LAS VEGAS, NEVADA, U.S. — The grain-based foods industry has seen constant change during the five years of Ardent Mills’ existence. To keep up with that change, the company is creating a chief growth officer position.

“This role will be driving innovation in the organization, be very customer focused in finding ways to work with our customers and help our customers and shift the way we think about even how we lead at Ardent Mills and the structure of our organization,” said Dan Dye, chief executive officer, in a Sept. 9 media briefing at the International Baking Industry Exposition in Las Vegas. “So we will be shifting toward being more innovative, being more agile, being more customer focused.”

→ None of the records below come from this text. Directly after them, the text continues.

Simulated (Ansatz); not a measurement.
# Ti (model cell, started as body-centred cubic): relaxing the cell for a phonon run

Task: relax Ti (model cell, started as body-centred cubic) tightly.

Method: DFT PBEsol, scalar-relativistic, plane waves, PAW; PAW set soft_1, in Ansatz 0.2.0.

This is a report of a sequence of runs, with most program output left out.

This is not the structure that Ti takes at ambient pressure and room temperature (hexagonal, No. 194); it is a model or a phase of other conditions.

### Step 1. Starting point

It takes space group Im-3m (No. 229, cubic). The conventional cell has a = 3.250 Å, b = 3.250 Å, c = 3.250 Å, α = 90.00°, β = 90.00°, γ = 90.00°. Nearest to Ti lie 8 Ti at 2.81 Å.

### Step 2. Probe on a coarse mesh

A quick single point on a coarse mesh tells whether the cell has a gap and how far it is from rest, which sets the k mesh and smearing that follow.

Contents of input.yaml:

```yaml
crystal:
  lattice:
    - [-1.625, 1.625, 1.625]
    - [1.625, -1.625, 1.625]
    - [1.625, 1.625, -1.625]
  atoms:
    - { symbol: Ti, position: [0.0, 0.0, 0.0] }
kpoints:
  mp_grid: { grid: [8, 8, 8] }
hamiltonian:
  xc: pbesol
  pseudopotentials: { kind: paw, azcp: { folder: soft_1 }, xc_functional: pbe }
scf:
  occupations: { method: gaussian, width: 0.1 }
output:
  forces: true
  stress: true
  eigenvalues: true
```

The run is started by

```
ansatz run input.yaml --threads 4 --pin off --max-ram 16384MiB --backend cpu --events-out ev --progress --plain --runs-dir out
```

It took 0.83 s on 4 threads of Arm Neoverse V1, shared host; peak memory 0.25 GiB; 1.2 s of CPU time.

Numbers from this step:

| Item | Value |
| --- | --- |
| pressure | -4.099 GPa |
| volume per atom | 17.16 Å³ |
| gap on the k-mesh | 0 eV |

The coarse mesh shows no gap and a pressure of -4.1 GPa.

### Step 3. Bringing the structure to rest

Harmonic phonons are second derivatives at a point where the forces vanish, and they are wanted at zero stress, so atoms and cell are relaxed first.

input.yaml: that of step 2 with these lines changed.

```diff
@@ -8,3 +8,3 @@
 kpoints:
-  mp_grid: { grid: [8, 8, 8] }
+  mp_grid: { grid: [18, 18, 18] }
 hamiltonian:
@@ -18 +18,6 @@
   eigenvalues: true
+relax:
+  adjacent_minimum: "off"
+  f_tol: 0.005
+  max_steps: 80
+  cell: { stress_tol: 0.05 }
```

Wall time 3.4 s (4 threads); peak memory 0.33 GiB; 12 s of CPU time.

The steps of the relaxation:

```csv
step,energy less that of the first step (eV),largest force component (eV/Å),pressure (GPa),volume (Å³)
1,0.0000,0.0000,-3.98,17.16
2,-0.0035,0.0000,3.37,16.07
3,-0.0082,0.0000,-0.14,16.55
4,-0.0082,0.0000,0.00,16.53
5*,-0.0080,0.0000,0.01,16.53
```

Denver, Colorado, U.S.-based Ardent Mills plans to make an external hire to bring different views into the company, he said.

 “We feel that we need new perspectives, fresh looks,” Dye said. “We have tremendous people, outstanding people, and this will just complement the great people we have at Ardent Mills.”

Ardent Mills was formed as a joint venture between CHS, Conagra Brands (then ConAgra Foods) and Cargill in 2014. Gluten-free was expanding as a category five years ago, and now other trends have emerged.

“We recognize we have a need for almost constant innovation,” Dye said.

With flour demand flat to declining slightly, Ardent Mills seeks to find pockets of growth for both the company and its customers, he said. To do so, Ardent Mills has expanded in ancient grains. Working with quinoa growers in Colorado gives bakers a domestic source and allows farmers to save on water.

“Water is a big issue in Colorado,” Dye said. “It’s a big issue in the nation, but it’s in the spotlight in Colorado. Quinoa uses significantly less water than corn or some other plants.”

Dan Dye, Ardent Mills, chief executive officer. Photo courtesy of Ardent Mills.

 Ardent Mills has become involved in heirloom wheat varieties like white Sonora and spelt and in pulses like chickpeas. The company has expanded in whole wheat flours and organic wheat flour as well as world flours like semolina and Neapolitan-style, Dye said.

The Annex by Ardent Mills, a new business unit founded in 2018, focuses specifically in the specialty area.

“The Annex in particular has opened the door to a whole new group of customers that we weren’t even thinking about five years ago,” Dye said. “They tend to be smaller, niche players but with room to grow. The volume on these products is generally smaller, but you can help those customers grow. We’ve seen some who went from one local bakery to three bakeries to, in some cases, a broader reach to other states and then nationally.”

Dye was asked what future trends might be discussed at the next IBIE in 2022.

“One, we’ll be talking about things that none of us in our wildest imagination would have thought about: something different, something that has emerged,” Dye said. “We don’t know what it will be, but it will be different.”

He said he expects customized or specialized food solutions to become more prominent while plant-based foods will evolve. Ardent Mills is working on a zero net-carb approach in which dietary fiber offsets the negative effects of other carbohydrates.

“I think we’ll have some new ways of bringing flour and grain-based foods to the market (in 2022),” Dye said. “Because I think people love bread. They love grain-based foods, and there is so much we can do with our products that have been around for a long time but continue to evolve and change.”